A U.S. Senate committee has passed landmark legislation aimed at combating global warming by limiting carbon dioxide emissions. The vote was timed to coincide with the U.N. conference on climate change taking place in Bali, Indonesia. VOA's Deborah Tate reports from Capitol Hill.

The bill would set caps on U.S. greenhouse gas emissions from electric utility, transportation and manufacturing industries beginning in 2012 with the goal of cutting emissions 60 percent by 2050. It would create an incentive system that would give credits to industries that cut pollution. Industries that failed to reduce emissions would be forced to buy credits from others.

The Democratic-led Senate Environment and Public Works Committee voted 11 to eight, largely along party lines, to send the measure to the full Senate for what supporters hope will be action early next year.

"We are facing a crisis that will hit our children and our grandchildren the hardest if we do not act now. Not to act would be wrong, cowardly, and irresponsible," said Senator Barbara Boxer, a California Democrat, chairwoman of the committee.

Senator Boxer, who is expected to travel to Bali as part of a U.S. congressional delegation next week, said committee approval of the bill sends a signal to the rest of the world that the United States is serious about reducing global warming.

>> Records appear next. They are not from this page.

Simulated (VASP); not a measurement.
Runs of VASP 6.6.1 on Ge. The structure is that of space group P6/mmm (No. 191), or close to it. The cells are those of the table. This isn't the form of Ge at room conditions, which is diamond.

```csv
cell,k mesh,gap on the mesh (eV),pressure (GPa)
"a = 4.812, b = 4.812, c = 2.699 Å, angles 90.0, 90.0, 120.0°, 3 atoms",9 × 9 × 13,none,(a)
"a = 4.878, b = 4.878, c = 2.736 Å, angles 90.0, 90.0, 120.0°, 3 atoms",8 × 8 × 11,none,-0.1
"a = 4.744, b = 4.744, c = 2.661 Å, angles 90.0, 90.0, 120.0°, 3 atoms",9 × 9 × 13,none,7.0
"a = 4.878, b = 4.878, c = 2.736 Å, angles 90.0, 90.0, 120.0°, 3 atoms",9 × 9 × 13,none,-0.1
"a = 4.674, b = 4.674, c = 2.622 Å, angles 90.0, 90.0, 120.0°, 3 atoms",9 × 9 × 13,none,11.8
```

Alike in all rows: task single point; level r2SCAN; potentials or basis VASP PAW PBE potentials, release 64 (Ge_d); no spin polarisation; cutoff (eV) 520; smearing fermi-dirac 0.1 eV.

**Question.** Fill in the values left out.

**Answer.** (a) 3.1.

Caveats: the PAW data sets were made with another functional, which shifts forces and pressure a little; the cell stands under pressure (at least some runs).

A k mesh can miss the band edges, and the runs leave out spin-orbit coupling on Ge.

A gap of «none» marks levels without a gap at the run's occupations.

But many Republicans oppose the legislation, saying it would increase energy costs and lead to job losses. They argue the measure does not ensure that other nations, particularly China and India, will cut emissions.

"China's emission will continue to accelerate as it builds coal plants and imports jobs from the United States. This will be enormously expensive to households within seven years as electricity prices skyrocket by 35 to 65 percent," said Senator James Inhofe of Oklahoma, the top Republican on the committee.

But co-sponsor Republican Senator John Warner of Virginia, who broke with many in his party to support the measure, offered a different view: "If we do not act, China and India will hide behind America's skirts of inaction and take no steps of their own. Therefore we simply have to lead," he said.

The House of Representatives has yet to draft its own version of the legislation.